Thanks for bringing this discovery up and a big thanks to Peter Dettman for working on this.

I second what Nadav said. Removing pointless complexity is worth it even at this stage. I also maintain a non-libsecp implementation of BIP340 etc. Having two ways to convert an xonly to a point is a pain if you are trying to maintain type safe apis. If there is no performance penalty (or even a small one in the short term) to unifying xonly -> point conversion it's worth it from my perspective.

LL

On Thu, Aug 13, 2020 at 6:29 AM Nadav Kohen via bitcoin-dev <bitcoin-dev@lists.linuxfoundation.org> wrote:
Hello Pieter and all,

I am one of the maintainers of Bitcoin-S[1] and I maintain our secp256k1 bindings (via JNI) as well as our (inefficient) bouncy castle fallback implementations of all secp256k1 functionality we depend on including Schnorr signatures. In light of this new information that there is no real downside to using evenness as the nonce tie-breaker, I am personally very in favor of this change as it strictly simplifies things as well as making types consistent between nonces and persistent signing keys (I can get rid of our SchnorrNonce type :). An additional minor benefit not already mentioned is that in places in our codebase where deserialized data is just being passed around and not used, we currently require a computation to go from a (x-only) SchnorrNonce to an ECPublicKey whereas going from a SchnorrPublicKey simply requires pre-pending a 0x02 byte.

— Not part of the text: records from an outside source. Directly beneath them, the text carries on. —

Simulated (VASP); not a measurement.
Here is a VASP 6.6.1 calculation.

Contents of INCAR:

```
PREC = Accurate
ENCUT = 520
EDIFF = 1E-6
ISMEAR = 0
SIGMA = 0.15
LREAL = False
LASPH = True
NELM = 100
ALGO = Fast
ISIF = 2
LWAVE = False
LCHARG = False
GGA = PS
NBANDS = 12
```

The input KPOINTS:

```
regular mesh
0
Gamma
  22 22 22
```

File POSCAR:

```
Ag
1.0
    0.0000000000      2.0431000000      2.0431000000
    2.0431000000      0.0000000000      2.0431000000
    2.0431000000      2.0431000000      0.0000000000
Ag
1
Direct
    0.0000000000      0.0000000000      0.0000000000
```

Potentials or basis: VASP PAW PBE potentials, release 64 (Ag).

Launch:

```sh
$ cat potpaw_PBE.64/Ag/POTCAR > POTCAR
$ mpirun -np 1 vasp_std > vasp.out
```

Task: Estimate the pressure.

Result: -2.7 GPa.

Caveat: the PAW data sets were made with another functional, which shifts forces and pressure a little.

I am likely not aware of the entire impact that changing the BIP at this stage would have but from my view (of having to update bindings and test vectors and my fallback implementation, as well as wanting to get a stable branch on secp256k1-zkp containing both ECDSA adaptor signatures and Schnorr signatures for use in Discreet Log Contracts), I think this change is totally worth it and it will only become harder to make this simplification in the future. The schnorrsig branch has not yet been merged into secp256k1 (and is nearing this stage I think) and so long as making this change doesn't set us back more than a month (which seems unlikely) I am personally in favor of making this change. Glad to hear other's thoughts on this of course but I figured I'd voice my support :)

Best,
Nadav

[1] https://github.com/bitcoin-s/bitcoin-s/



On Wed, Aug 12, 2020 at 2:04 PM Pieter Wuille via bitcoin-dev <bitcoin-dev@lists.linuxfoundation.org> wrote:
Hello all,

The current BIP340 draft[1] uses two different tiebreakers for conveying the Y coordinate of points: for the R point inside signatures squaredness is used, while for public keys evenness is used. Originally both used squaredness, but it was changed[2] for public keys after observing this results in additional complexity for compatibility with existing systems.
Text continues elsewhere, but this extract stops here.